In high energy physics and machine learning problems, we often encounter data which have large number of input variables. However to extract maximum information from the data, we need to select the relevant input variables for the multivariate classification and regression methods implemented in TMVA. Variance Threshold is a simple unsupervised variable selection method which automates this process. 

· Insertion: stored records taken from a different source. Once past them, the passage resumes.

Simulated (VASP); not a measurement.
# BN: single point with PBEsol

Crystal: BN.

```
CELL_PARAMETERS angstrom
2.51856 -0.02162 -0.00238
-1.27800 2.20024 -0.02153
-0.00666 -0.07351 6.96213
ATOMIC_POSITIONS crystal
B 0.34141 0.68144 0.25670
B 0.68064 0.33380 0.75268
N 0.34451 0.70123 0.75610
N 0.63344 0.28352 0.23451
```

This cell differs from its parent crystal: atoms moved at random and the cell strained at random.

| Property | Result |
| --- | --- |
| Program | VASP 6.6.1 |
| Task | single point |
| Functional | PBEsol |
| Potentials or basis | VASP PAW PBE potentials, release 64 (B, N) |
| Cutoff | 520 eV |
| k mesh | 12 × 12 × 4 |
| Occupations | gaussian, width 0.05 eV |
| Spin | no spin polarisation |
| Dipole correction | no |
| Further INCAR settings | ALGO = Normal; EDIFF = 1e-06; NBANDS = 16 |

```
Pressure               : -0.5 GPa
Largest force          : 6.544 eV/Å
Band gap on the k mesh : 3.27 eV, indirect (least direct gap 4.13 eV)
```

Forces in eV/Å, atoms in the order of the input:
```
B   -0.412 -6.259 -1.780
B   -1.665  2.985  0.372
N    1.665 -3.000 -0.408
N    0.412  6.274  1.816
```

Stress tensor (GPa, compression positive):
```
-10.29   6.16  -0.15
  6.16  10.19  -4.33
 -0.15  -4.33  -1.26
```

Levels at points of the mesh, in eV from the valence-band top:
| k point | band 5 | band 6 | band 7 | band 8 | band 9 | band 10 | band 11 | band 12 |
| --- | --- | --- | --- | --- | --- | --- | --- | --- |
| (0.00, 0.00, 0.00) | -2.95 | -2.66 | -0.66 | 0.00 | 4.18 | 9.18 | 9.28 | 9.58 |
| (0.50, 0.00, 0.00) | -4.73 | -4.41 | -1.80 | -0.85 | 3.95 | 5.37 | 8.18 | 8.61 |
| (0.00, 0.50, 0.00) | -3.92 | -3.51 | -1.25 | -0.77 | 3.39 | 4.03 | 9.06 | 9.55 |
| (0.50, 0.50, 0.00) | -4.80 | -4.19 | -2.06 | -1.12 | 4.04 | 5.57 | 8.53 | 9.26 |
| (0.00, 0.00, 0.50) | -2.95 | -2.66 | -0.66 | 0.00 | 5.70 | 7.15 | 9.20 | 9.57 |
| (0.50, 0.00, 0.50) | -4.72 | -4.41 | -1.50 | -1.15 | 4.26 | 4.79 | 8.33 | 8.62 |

It computes weighted variance $\sigma^2_V$ for each variable $V$ and ignores the ones whose variance doesn't meet a specific threshold. Weighted variance for each variable is defined as follows: 
$$\sigma^2_V = \frac{\sum_{i=1}^N w_i (x_i - \mu_V)^2}{\sum_{i=1}^N w_i}$$

where $N$ is the number of events in a dataset, $x_i$ denotes the value of variable for the $i$th event, $w_i$ is the weight of each event and $\mu_V$ denotes the weighted mean of variable. 
$$\mu_V = \frac{\sum_{i=1}^N w_i x_i}{\sum_{i=1}^N w_i}$$

A threshold $T$ for variance can be set by user otherwise default value of threshold is zero i.e. remove the variables which have same value in all the events. We get a new set of variables $S$ which can be formally defined as: 

$$S = \{V  \mid \sigma^2_V > T \}$$

## Initialize DataLoader and Factory 

In [1]:
TMVA::Tools::Instance();
TFile *inputFile = TFile::Open( "../../datasets/mydataset.root"); 
TFile* outputFile = TFile::Open( "mydataset_output.root", "RECREATE" );
TMVA::Factory *factory = new TMVA::Factory("TMVAClassification", outputFile, 
                                           "!V:ROC:!Correlations:!Silent:Color:!DrawProgressBar:AnalysisType=Classification" );
TMVA::DataLoader *loader1=new TMVA::DataLoader("mydataset");

## Setup DataLoader

In [2]:
loader1->AddVariable("var0", 'F');
loader1->AddVariable("var1", 'F');
loader1->AddVariable("var2", 'F');
loader1->AddVariable("var3 := var0-var1", 'F');
loader1->AddVariable("var4 := var0*var2", 'F');
loader1->AddVariable("var5 := var1+var2", 'F');
TTree *tsignal = (TTree*)inputFile->Get("MyMCSig");
TTree *tbackground = (TTree*)inputFile->Get("MyMCBkg");
TCut mycuts = "";
TCut mycutb = "";
loader1->AddSignalTree( tsignal,     1.0 );
loader1->AddBackgroundTree( tbackground, 1.0 );
loader1->PrepareTrainingAndTestTree( mycuts, mycutb,"nTrain_Signal=3000:nTrain_Background=3000:nTest_Signal=1449:nTest_Background=1449:SplitMode=Random:NormMode=NumEvents:!V");

DataSetInfo              : [mydataset] : Added class "Signal"
                         : Add Tree MyMCSig of type Signal with 5449 events
DataSetInfo              : [mydataset] : Added class "Background"
                         : Add Tree MyMCBkg of type Background with 5449 events


## Apply Variance Threshold 

After having dataset loaded in DataLoader with all the variables, we are now ready to apply Variance Threshold transformation. It is implemented in VarTransform method in [DataLoader](https://root.cern.ch/doc/master/classTMVA_1_1DataLoader.html) class. 

### Method Definition
Parameters: Transformation definition string  
Returns: DataLoader with selected subset of variables   

Transformation defintion string **should only follow** either of the following formats otherwise method would raise an error.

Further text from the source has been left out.